Federal Financial Co. v. Chiaramonte, No. Cv95 0148828 (Oct. 5, 1998)

[EDITOR'S NOTE: This case is unpublished as indicated by the issuing court.] MEMORANDUM OF DECISION This is a suit on a promissory note made payable to Atlantic Financial Federal, later known as Atlantic Financial Savings, F.A., and which eventually was assigned by the Resolution Trust Corporation as Receiver for Atlantic Federal Savings, F.A., to the plaintiff. The note is dated December 27, 1985, is in the face amount of $26,000, and was to be paid in twenty quarterly payments, including interest, costs and attorney's fees in the event of default. The plaintiff claims a balance due of principal in the amount of $ 12,983.79 and interest of $13,171.81 for a total balance due of $26,155.68 plus costs and attorney's fees.

In defense to this claim, the defendants allege that the action is barred (1) by the statute of limitations; (2) by the doctrine of laches; and (3) because the signatures on the note are not those of the defendants but are forgeries. The parties' briefs are expansive on the issues of the statute of limitations and laches, with particular emphasis on just which statute of limitations governs this action. The plaintiff claims that the matter is governed by the provisions of the Financial Institutions Reform, Recovery and Enforcement Act.12 U.S.C. § 1821(d)(14); and thus, the action was instituted in a timely action against the defendants. The defendants claim otherwise and in addition argue that the plaintiff, or his predecessors, were guilty of laches and therefore the note is unenforceable. The court need not address these issues because the defense of forgery is dispositive of this case.

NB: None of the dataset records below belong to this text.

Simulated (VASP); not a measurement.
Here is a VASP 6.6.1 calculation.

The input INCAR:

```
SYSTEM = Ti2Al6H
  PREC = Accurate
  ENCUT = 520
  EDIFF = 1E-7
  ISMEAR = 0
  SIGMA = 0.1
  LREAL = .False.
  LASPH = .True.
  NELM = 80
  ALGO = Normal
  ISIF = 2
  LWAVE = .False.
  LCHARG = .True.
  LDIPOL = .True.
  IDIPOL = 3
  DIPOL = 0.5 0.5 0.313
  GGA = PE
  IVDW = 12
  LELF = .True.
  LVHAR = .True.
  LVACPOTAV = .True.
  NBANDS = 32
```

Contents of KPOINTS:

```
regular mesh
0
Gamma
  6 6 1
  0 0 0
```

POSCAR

The defendants, a doctor and his wife, retained a certified public accountant, Mr. Harold Blum, and a bookkeeper, Mr. Conrad Isoldi, to attend to their financial affairs. Mr. Blum prepared their tax returns, both for the doctors' practice and for both individuals. He advised them on financial investments including, apparently, tax shelters. Mr. Isoldi was given the family's bills which he tended to. He would draw checks in payment of bills, and the doctor or his wife would sign the checks. The two were trusted advisers as well as friends of the defendants. However, they were never given any authority either to sign the defendants' names to checks, or to make investments for them.

The defendants deny that the signatures on the 1985 CT Page 11194 promissory note, the subject of this suit, are theirs. They both so testified and there was no evidence whatever to the contrary. There seems to be little dispute that the signatures are forgeries.

In or about June, 1988, Isoldi wrote and presented to the defendant Ann Marie Chiaramonte, a check for her signature payable to "Atlantic Financial" in the amount of $10,086.17. Before signing, Mrs. Chiaramonte asked Isoldi what the amount was for, and he responded that it was for "tax shelter — you owe the money." After direction from her husband, she signed the check. She testified that she did not know of the existence of a promissory note to Atlantic Financial, and believed she was paying for a tax shelter. The evidence in the case is substantial that she and Dr. Chiaramonte did not learn of the existence of a promissory note until February, 1990, when they received a demand letter from a lawyer.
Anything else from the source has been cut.